We start with the Forbidden City of Beijing, which was the earliest of these sites of royal power and, because of its worldwide reputation, an inspiration to other powerful monarchs and emperors. Beijing became the capital of a unified Chinese empire for the first time under the Mongols in the thirteenth century, although it had enjoyed some prominence in earlier times. Chinggis Khan had razed the old city to the ground, but his Sinocentric successor, Kubilai Khan, restored the city and made it the capital of his empire. He did more than that, however. He rebuilt the city, calling it Khanbaliq, along the lines of early imperial Chinese capitals. Following the classical ideal of a capital city, Khanbaliq was laid out on strict north-south and east-west axes. It was surrounded by high walls, and the inner part of the city housed the emperor and his court. The Ming successors, who overthrew the Mongols, at first made Nanjing their capital, but the Yongle Emperor reinstated Beijing as the imperial capital. The inner areas of the city, known as the Imperial City and the Forbidden City, were aligned on a firm north-south axis and were thought to be the very center of the Chinese state and indeed of the whole universe. Here, government took place, and it was to here that those who sought the favor of the emperor journeyed. Indeed, only those who had business with the state were permitted to enter the imperial domain. They did so, bowing and scraping ("kowtowing"), as indications of the great respect they felt for the awesome power of the emperor. As befit a powerful figure, the ruler was expected to stay within the confines of the imperial quarters (although Qing emperors-who succeeded the Ming in the seventeenth century-did travel with more regularity) and had to rely on envoys and chief ministers for information about the rest of his kingdom and the outside world. So effective were these arrangements that the Qing rulers retained Beijing as their capital and, despite changes and renovations, the Qing kept the Ming structures mostly in place.

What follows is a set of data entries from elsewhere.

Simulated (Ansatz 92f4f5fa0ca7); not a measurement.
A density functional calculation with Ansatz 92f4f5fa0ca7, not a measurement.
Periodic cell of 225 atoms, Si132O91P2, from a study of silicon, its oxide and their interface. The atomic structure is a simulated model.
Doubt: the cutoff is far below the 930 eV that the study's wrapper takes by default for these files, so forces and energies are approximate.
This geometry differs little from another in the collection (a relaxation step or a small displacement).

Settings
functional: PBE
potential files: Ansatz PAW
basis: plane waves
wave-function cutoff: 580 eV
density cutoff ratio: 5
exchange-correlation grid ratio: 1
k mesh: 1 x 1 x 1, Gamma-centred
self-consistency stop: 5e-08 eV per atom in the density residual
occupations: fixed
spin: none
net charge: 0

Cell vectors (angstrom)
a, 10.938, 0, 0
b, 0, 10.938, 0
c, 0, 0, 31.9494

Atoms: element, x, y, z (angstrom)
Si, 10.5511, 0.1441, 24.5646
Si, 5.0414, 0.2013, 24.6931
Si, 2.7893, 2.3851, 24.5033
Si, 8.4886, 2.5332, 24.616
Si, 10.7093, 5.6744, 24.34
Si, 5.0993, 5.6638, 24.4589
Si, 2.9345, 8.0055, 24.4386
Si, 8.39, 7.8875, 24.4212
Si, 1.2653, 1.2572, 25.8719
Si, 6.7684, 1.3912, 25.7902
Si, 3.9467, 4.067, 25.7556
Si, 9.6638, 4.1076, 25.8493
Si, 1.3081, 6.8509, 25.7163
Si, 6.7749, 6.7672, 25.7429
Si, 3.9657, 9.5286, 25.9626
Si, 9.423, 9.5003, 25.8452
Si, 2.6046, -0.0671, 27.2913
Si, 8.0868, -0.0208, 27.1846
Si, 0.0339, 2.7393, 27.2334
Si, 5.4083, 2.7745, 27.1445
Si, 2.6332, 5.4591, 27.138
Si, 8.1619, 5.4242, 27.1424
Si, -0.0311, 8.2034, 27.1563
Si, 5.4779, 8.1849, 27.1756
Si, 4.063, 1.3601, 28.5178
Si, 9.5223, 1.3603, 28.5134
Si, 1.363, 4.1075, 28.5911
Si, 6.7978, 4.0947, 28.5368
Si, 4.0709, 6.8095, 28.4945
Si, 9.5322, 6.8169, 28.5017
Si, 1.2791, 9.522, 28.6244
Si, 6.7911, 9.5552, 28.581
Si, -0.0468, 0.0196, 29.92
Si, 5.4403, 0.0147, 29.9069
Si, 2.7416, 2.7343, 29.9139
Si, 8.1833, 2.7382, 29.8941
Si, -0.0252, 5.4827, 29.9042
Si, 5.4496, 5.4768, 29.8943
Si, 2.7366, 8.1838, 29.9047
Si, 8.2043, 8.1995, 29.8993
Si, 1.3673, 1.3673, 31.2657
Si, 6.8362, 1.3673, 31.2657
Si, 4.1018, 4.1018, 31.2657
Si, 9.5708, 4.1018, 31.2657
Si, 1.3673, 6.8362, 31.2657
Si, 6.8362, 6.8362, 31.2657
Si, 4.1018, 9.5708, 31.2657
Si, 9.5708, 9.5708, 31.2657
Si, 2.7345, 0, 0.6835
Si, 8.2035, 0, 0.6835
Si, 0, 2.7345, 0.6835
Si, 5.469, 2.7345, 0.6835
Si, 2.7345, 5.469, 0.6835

The center of Safavid power in the seventeenth century was the great plaza at Isfahan, the inspiration of Shah Abbas, who ruled from 1587 to 1629. It reflected Shah Abbas’s notion that trade, government, and religion should be brought together under the authority of the supreme political leader. A great public mosque, called the Shah Abbas Mosque, dominated one end of the plaza, which measured 1,667 feet by 517 feet. At the other end were the trading stalls and markets, which made Iran wealthy. On one side of the rectangular mosque were the offices of the government, and on the other side was an exquisite mosque, called the Mosque of Shaykh Lutfollah, set aside for the personal use of the shah. Many of Shah Abbas’s most proficient craftsmen came from India and were familiar with the architecture of the Mughal empire.
The Palace of Versailles, which Louis XIV built in the 1660s, has many similarities with the Isfahan plaza, although the French builders had no knowledge of Isfahan. Here, too, the great royal palace opens outward onto a large courtyard. The buildings adjoining the central palace housed the great notables and clergy, whom the French monarchs wanted to keep an eye on.
The Topkapi Palace was in Istanbul, the capital of the Ottoman empire. Topkapi began to take shape in 1458 under Mehmed II and was steadily added to over the years. As described in detail in Chapter 2, it projected royal authority in much the same way as the Forbidden City emphasized the power of the Chinese emperors. Here, too, the governing officials worked enclosed within massive walls, and the monarchs rarely went outside their inner domain. By isolating the rulers from the rest of society the Ottomans and the Chinese made even more awesome the power of their monarchs.
Yet another advocate of royal architecture was the Mughal emperor, Shah Jahan, who ruled from 1628 until 1658. He is best known for his peacock throne; for the Taj Mahal, which he built as a magnificent tomb for his wife, Mumtaz Mahal; and for his building program for the state’s capital at Delhi.